Thus if the root is bad so too is the tree. And if the tree is bad (e.g. the deplorable condition of art and music in the West today) then the cause is a problem with the roots. Part of that problem is evolution, which because it makes claims about (or at least is logically applicable to) metaphysical matters of the kind addressed by philosophy and religion, impacts the arts, politics, and other parts of the tree in a negative way.
Many argue that evolution shouldn't be applied as it is, but that's inevitable for a system which claims to supply an alternative source of ethics. It won't just be limited to changes in populations, as some have suggested in this thread. That's not how human nature works.
People don't want to be told what to do by higher authorities (even when it's in their own good: e.g. parents telling children not to touch the hot stove), so when someone comes along and offers a theory that seems to explain the world without a troublesome God who tells us what to do, it's natural that many people will embrace that theory and apply it beyond its original imagining.
All philosophies work that way, and seeing negative unintended consequences is one way to confirm that a philosophy is bad. Marxism, for example. Lots of people are still trying to find or apply a purer version (it was corrupted in the Soviet Union, China, etc.), but they don't want to think there just might be something wrong with the theory itself.
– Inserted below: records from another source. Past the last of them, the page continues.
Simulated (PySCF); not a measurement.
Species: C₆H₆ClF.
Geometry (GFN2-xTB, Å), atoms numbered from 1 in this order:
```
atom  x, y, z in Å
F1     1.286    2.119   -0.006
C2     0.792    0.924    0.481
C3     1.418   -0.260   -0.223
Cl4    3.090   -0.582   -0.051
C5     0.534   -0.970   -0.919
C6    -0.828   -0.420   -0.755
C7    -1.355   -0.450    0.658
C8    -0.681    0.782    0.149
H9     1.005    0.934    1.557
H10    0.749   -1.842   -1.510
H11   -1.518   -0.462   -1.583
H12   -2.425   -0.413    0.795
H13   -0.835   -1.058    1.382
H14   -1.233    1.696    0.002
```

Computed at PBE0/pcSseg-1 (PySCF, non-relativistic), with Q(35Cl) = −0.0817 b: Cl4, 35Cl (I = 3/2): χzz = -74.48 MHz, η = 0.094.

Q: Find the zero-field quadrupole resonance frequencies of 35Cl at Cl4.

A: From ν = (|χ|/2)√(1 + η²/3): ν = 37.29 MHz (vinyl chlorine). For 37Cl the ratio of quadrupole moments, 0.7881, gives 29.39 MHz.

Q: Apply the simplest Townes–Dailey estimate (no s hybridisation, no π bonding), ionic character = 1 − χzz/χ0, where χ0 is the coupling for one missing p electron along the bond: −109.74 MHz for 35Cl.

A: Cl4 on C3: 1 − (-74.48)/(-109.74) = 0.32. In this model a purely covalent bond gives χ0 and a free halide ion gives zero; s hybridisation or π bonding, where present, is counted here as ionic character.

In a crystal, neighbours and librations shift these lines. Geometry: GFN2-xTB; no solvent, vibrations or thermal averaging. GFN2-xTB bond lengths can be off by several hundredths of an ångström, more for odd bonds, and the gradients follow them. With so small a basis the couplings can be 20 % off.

It's fair to test evolution in the same way: what are its fruits when applied, however imperfectly or however impurely? One certain fruit is that the individual should be subordinate to the species. Millions may die if humanity progresses as a result. We could wait for millions of years, for weaker races to die off slowly, or we could take the next evolutionary step and apply brainpower to accellerate the process. The latter is the approach taken by the former Soviet Union and early communist China. Pointing this out isn't an attack, just a note from the historic record.
The burden of proof is on those who would tell us not to extend the application of evolution to such logical consequences in society or, alternatively, show us how those consequences aren't logical.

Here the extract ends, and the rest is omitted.